Julie Reiff on Google Analytics

Julie works at Taft School. Total newbie at Google Analytics, but has learned some powerful techniques.  Even if you do nothing else with Google Analytics, please start collecting data on your website right away.  Sign up when you get home!  Taft’s web designer signed up this information, but Julie works the information…

Hi.  Welcome.  When you get home, please sign your school up for Google Analytics right away.  Get this information on your page immediately, so you begin collecting the passive data you need so that you can make it active data eventually.
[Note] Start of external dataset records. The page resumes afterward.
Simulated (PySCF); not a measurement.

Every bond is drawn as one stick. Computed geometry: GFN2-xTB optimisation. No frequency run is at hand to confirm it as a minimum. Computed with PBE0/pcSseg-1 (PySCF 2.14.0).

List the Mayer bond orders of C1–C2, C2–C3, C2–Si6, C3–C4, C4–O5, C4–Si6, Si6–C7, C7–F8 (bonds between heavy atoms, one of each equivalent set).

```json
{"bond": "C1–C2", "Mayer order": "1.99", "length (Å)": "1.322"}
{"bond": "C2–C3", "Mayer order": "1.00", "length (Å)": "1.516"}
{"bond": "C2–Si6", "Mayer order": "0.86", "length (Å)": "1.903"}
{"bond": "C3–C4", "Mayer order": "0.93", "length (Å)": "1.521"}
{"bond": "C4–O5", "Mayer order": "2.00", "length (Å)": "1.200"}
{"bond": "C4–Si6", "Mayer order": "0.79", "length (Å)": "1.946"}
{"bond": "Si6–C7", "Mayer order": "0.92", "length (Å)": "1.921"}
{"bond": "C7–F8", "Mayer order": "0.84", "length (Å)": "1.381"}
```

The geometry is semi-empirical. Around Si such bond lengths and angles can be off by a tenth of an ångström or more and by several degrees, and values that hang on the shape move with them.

Visitors: get info about visits to your website.  Unique visitors is useful. Pageviews gives you a sense of what information is going to be useful.  Julie worries mostly about content and the content overview.  “Top Content” indicates taht top page is getting the most traction, but the sports page is the second most used. Admissions is third… the peak season for admissions made the page briefly the most-viewed, but the average tends to flatten out – showing more alumni use site than other.  Some sports, like lacrosse, get 13,000 views.  Others, not so much.

Question: What is the bounce rate? “number of single page visits. They went to a link, read an article, and then departed.”

Question: What do you do, and what’s the porfolio, and supervision on this tool?  “Great question.  This is a way to test Return on Investment (ROI) for communications.  Development can test time spent with alum based on pages donated.  How do communication directors manage this?  From this survey, I know that I have 3.5 minutes to catch their attention, read the article, see the photos.  Then they’re gone.

TRAFFIC SOURCES — This part of Google Analytics tells Taft that they’re getting hits from facebook, Google, and the keywords that people are using on Google to find the site.  Our top visitors come from the US, followed by Canada, followed by South Korea, then China, followed by Hong Kong.  Why is Finland checking us out?  No idea, but I can find out what they’re paying attention.

THERE IS A LOT OF DATA.  You can drown in the data unless you have a story to tell, and you find the supporting information.  Have a question in mind, and look for the data that answers that question.  “In God We Trust, all others bring data.”  Have a story or a narrative that you want to tell, and look for information that supports that story.  Use Custom Reporting to create special reports that answer board questions, admission questions, sports and academic questions.    You grab the criteria you care about and then manage the data accordingly.